Afghan officials have pleaded with three American presidents to reconsider their support for Pakistan, which was both receiving billions of dollars in American aid and harboring the leaders of a Taliban insurgency that the United States has struggled to defeat.
But when President Trump suspended nearly all American security aid to Pakistan on Thursday for what he called the country’s “lies and deceit,” any jubilation in the halls of power in Afghanistan — and there was some — was leavened with worry over how the move might affect a complex war that has pushed the Afghan government to the brink.
If there is one consensus among Afghan leaders and their American counterparts, it is that dealing with Pakistan is both vital and difficult.

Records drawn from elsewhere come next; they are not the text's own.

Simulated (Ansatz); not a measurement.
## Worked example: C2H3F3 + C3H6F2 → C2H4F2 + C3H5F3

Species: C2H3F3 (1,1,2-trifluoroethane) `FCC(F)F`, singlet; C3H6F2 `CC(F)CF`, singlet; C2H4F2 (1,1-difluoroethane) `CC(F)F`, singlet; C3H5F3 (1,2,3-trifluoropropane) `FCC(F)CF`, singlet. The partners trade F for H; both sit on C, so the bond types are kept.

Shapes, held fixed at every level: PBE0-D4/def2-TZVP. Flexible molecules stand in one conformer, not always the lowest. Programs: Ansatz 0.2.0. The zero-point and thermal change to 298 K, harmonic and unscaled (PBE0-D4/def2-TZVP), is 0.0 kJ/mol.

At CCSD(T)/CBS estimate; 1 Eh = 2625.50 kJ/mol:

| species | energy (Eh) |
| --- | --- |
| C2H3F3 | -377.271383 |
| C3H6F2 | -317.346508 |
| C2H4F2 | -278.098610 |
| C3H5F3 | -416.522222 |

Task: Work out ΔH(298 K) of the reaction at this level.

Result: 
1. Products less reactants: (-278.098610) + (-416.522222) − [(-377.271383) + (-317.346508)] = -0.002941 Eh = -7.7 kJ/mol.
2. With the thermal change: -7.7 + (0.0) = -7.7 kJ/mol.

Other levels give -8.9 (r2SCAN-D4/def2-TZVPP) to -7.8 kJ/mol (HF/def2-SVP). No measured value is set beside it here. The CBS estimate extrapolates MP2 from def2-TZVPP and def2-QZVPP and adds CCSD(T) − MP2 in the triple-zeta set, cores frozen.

American and Afghan officials accuse Pakistan’s powerful military intelligence service of maintaining influence with the Taliban and the group’s most ascendant faction, the Haqqani network, which is behind many of the large-scale attacks on Afghan cities. Through those links, Pakistan has the ability to control at least some of the tempo of the fighting in Afghanistan — and it has done little to constrain it over the past two years, the officials say.
At the same time, Pakistan enjoys leverage over the American military response to that militant violence: The United States mission has always relied on Pakistani air and ground routes for supplies to the troops in Afghanistan. The question on the table after the cutoff of military aid to Pakistan is who will come under the most pressure: the Pakistanis, or the coalition fighting the Taliban.
Muhammed Umer Daudzai, a former Afghan interior minister and ambassador to Pakistan, said the pressure on Pakistan had come too late, with the country having developed regional allies who would help it weather the financial toll.
“The financial sanctions may not bite Pakistan because they have developed alternatives,” Mr. Daudzai said. “The only area the impact could be huge, but it’s a bit too early to judge, is the field of air force. The Pakistani system is still hugely dependent on the U.S. It can take a long time to switch from that.”
Pakistani officials expressed both anger and caution over the American move. Several indicated that cutting off ground supply routes to Afghanistan was actively being considered, but that a formal decision was not likely to be announced on Friday.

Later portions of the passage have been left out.